3Sum: The Sorting + Two-Pointer Pattern¶
Question¶
Given an integer array nums, return all unique triplets \([nums[i], nums[j], nums[k]]\) such that their sum is exactly zero.
Solution¶
Pattern¶
Sorting + Two-Pointer (Outer Loop + Inner Scan)
How to Identify¶
- You need to find a combination of three elements.
- The result set must not contain duplicate triplets.

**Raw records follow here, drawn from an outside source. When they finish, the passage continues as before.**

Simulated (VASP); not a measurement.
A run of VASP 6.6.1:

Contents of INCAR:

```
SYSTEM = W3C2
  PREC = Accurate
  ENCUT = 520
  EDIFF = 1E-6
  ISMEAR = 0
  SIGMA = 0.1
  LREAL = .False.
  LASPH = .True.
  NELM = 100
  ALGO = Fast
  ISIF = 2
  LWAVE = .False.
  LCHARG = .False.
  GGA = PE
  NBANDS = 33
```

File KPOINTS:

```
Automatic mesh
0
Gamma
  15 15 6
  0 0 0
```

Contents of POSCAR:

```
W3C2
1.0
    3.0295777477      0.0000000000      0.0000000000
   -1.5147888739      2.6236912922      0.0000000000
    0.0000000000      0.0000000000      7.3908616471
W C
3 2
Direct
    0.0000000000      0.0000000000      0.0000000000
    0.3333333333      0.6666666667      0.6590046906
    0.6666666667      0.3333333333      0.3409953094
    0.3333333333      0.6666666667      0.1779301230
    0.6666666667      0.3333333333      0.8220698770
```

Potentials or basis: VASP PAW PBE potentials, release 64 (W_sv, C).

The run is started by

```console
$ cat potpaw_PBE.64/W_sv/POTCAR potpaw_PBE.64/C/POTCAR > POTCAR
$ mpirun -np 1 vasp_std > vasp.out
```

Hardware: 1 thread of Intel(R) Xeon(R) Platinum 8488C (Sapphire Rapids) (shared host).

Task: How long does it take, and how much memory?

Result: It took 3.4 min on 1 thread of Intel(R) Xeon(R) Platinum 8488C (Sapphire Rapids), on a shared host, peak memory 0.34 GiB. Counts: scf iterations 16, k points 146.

- The input is unsorted, but the problem allows for \(O(n^2)\) time.
Description¶
First, we sort the array. We then iterate through the array with a pointer \(i\). For each \(i\), we treat it as a fixed value and solve the Two Sum problem for the remaining target (\(-nums[i]\)) using two pointers (\(j\) at \(i+1\) and \(k\) at the end). To avoid duplicates, we skip any value for \(i, j, \text{ or } k\) that is the same as its predecessor.
The Intuition¶
Imagine you are trying to balance a scale with three weights to reach exactly zero. You pick the first weight (pointer \(i\)). Now you just need two other weights that perfectly counter-balance \(i\). Because you lined up your weights by size (sorting), if your current sum is too heavy, you grab a smaller weight from the right; if it's too light, you grab a larger one from the left.
Complexity¶
| Label | Worst | Average |
|---|---|---|
| Time Complexity | \(O(n^2)\) | \(O(n^2)\) |
| Space Complexity (Aux) | \(O(\log n)\) | \(O(\log n)\) |
Note: Time is \(O(n \log n)\) for sorting + \(O(n^2)\) for the nested loops. Space is for the sorting stack.
Code¶
class Solution {
public List<List<Integer>> threeSum(int[] nums) {
List<List<Integer>> res = new ArrayList<>();
if (nums == null || nums.length < 3) return res;
Arrays.sort(nums); // O(n log n)
for (int i = 0; i < nums.length - 2; i++) {
// Early Exit: If the smallest number is > 0, sum can never be 0
if (nums[i] > 0) break;
// Skip duplicate values for the first element
if (i > 0 && nums[i] == nums[i - 1]) continue;
int j = i + 1;
int k = nums.length - 1;
while (j < k) {
int sum = nums[i] + nums[j] + nums[k];
if (sum == 0) {
res.add(Arrays.asList(nums[i], nums[j], nums[k]));
// Skip duplicates for second and third elements
while (j < k && nums[j] == nums[j + 1]) j++;
while (j < k && nums[k] == nums[k - 1]) k--;
j++;
k--;
} else if (sum < 0) {
j++; // Need a larger value
} else {
k--; // Need a smaller value
}
}
}
return res;
}
}
Concepts to Think About¶
- Why Sort? Sorting allows us to use the Two-Pointer technique. Without sorting, we would need a HashSet and would struggle significantly with duplicate triplet detection.
- The "Skip" Logic: Why do we check nums[i] == nums[i-1] but nums[j] == nums[j+1]? (It depends on the direction of pointer movement to ensure we don't skip the first instance of a valid number).
- 3Sum Closest: How would you modify this if you needed to find the triplet sum closest to a target? (Hint: Maintain a minDiff variable).
- Memory Management: In a very large array, List